By Dan Hust
CALLICOON Much of the world knows Mark Ruffalo these days as The Incredible Hulk/Dr. Bruce Banner in Marvel’s recent blockbuster, “The Avengers.”
Much of Sullivan County, meanwhile, has become familiar with the Callicoon resident as an outspoken gas drilling opponent.
Now he’s joined the growing ranks of locals powering their homes with the sun.
The Democrat caught up with Ruffalo last week to see how he and anyone else could afford a solar array.
Q: You’re known for water and gas issues. So how and why did you decide to install a solar system?
Well, I realized a while ago it wasn’t enough to just be against something. I had to find another way that was equally good or better than what I was fighting against.
It’s no secret that I am against the natural gas gold rush going on in America. So I have been on the hunt for viable, job-producing alternatives.
This is real energy independence energy independence that does not make us even more dependent on the fossil fuel industry, an industry that drags us into wars and gouges us at the pump and at the meter.
I want real independence, and the way we are going to get there is through renewable energy.
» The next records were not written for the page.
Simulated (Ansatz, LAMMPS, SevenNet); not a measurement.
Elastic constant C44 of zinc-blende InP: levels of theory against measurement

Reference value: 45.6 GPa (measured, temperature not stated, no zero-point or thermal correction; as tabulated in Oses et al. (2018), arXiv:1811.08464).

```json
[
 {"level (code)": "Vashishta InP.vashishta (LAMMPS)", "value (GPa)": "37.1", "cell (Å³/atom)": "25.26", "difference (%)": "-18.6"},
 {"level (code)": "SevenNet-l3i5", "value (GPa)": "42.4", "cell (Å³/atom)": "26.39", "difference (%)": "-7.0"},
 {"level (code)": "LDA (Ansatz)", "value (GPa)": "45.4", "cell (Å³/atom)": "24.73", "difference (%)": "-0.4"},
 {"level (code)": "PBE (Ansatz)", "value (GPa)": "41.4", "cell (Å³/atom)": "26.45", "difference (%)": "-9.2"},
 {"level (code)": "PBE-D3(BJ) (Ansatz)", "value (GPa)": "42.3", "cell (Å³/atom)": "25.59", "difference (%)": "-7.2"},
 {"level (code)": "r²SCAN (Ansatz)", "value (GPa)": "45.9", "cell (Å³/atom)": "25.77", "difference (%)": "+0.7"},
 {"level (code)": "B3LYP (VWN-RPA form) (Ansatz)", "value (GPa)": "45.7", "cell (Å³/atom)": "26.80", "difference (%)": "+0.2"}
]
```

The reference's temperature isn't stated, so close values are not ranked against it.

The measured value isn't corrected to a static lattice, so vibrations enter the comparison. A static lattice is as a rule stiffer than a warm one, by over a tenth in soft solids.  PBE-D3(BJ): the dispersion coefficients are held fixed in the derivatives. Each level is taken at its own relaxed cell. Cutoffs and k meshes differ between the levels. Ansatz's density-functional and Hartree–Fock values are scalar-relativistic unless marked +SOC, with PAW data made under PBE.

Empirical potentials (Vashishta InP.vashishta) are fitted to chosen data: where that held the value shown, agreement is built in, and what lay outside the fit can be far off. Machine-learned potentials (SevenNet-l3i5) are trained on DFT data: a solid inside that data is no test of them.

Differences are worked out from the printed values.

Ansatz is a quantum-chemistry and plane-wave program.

We are the innovators, we are the leaders, and I am watching the world leaving us behind. I don’t like it. I feel like we are being had by the fossil fuel industry, which has no real commitment to our community or country.
I want to walk the walk and talk the talk. I have to be part of the solution. This is one step closer to me being the world citizen I believe I can be.
Q: How much did it cost, and did you take advantage of any incentives or grants or other aid?
I am leasing my 14-kilowatt solar array from a company called Sungevity. I did a prepay lease for $9,003.08 (ground mount).
Sungevity’s pricing included the incorporation of a state incentive from NYSERDA [NYS Energy Research and Development Authority] over $10,000 (state rebate) and a federal tax credit, both of which are applied to Sungevity so they can bring us affordable solar.
This system did not involve huge upfront costs. The great thing about the system is that it can be leased with no upfront money. Most middle class families can get this system without shelling out a huge amount of cash.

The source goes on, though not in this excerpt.